Somewhere in the Pennsylvania countryside, the US government operates a vast underground facility.
600 federal employees toil away 230 feet beneath the surface. In the winter they arrive “in the dark and leave in the dark,” never seeing the sun. These are not miners (though the facility used to be a mine); nor are there any state secrets involved.
But deep below ground, something is being carefully stored away – employee records, millions of them. Every year, approximately one hundred thousand US government employees retire and their pensions are administered from the subterranean processing centre.

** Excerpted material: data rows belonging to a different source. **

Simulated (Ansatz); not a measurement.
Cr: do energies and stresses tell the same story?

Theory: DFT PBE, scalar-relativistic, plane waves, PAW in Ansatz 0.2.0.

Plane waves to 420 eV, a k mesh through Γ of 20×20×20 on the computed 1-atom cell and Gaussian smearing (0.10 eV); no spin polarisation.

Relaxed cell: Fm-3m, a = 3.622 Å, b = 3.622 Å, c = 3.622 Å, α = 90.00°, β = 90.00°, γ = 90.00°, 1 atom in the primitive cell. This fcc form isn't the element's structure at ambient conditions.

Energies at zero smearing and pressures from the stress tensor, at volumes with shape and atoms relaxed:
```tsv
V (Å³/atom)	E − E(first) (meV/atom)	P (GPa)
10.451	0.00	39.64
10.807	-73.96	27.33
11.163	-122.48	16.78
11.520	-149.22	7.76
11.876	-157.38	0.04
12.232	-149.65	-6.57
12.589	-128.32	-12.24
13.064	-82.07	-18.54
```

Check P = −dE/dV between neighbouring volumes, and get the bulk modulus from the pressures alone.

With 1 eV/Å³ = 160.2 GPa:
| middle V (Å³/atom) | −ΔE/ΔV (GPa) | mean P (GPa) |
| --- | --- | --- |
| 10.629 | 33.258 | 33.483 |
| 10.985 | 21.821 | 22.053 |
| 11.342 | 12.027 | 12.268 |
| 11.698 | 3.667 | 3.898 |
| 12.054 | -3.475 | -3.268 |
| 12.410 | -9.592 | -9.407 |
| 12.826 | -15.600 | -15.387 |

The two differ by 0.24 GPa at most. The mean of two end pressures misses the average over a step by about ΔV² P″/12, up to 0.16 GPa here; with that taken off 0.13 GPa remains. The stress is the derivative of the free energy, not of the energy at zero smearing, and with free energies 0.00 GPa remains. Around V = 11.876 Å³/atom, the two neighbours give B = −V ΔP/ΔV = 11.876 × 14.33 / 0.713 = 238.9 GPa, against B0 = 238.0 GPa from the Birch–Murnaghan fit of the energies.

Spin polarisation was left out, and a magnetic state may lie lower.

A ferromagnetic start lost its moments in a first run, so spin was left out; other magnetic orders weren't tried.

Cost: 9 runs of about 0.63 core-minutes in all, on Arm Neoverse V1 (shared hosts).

There’s a very good reason why they’ve used a disused mine. As David Fahrenthold explains in the Washington Post, they need the room for all the filing cabinets:
“[The] system has a spectacular flaw. It still must be done entirely by hand, and almost entirely on paper.
“The employees here pass thousands of case files from cavern to cavern and then key in retirees’ personal data, one line at a time. They work underground not for secrecy but for space. The old mine’s tunnels have room for more than 28,000 file cabinets of paper records.”
One might ask why, in the 21st century, it isn’t all done on computer. In fact, that’s something that occured to the administrators back in the 1980s:
‘The need for automation was clear — in 1981,’ said James W. Morrison Jr., who oversaw the retirement-processing system under President Ronald Reagan. In a telephone interview this year, Morrison recalled his horror upon learning that the system was all run on paper: ‘After a year, I thought, God, my reputation will be ruined if we don’t fix this.’”
Three failed attempts and a lot of money later, they gave up – and simply hired more people instead:
“During the past 30 years, administrations have spent more than $100 million trying to automate the old-fashioned process in the mine and make it run at the speed of computers…
“So now the mine continues to run at the speed of human fingers and feet. That failure imposes costs on federal retirees, who have to wait months for their full benefit checks…
“The staff working in the mine has increased by at least 200 people in the past five years. And the cost of processing each claim has increased from $82 to $108, as total spending on the retirement system reached $55.8 million.”
It now takes as long for the US government to process a retirement as it did in 1977 – 61 days:
“Many state retirement systems, which also handle large loads of employees, do it much faster. Florida takes 47 days. The California teachers’ retirement system takes 23. Texas takes two.”
This is further evidence that however inefficient local bureaucracies might be, central bureaucracies are usually worse. Here in Britain, it’s worth noting that while local government has massively reduced its headcount in the face of austerity, Whitehall is lagging behind.
One also recalls that before the Big Society, David Cameron’s big idea was the ‘Post-Bureaucratic Age’, which he said was dawning:
“We’re living in an age where technology can put information that was previously held by a few into the hands of almost everyone. So the argument that has applied for well over a century – that in every area of life we need people at the centre to make sense of the world for us and make decisions on our behalf – simply falls down.”
America may have a literal paperwork mine, but Britain has many metaphorical equivalents – in Whitehall, the NHS, the BBC and many other places besides. The continued existence of such grotesque inefficiency is sad testament to the fact that the Bureaucratic Age is still very much with us.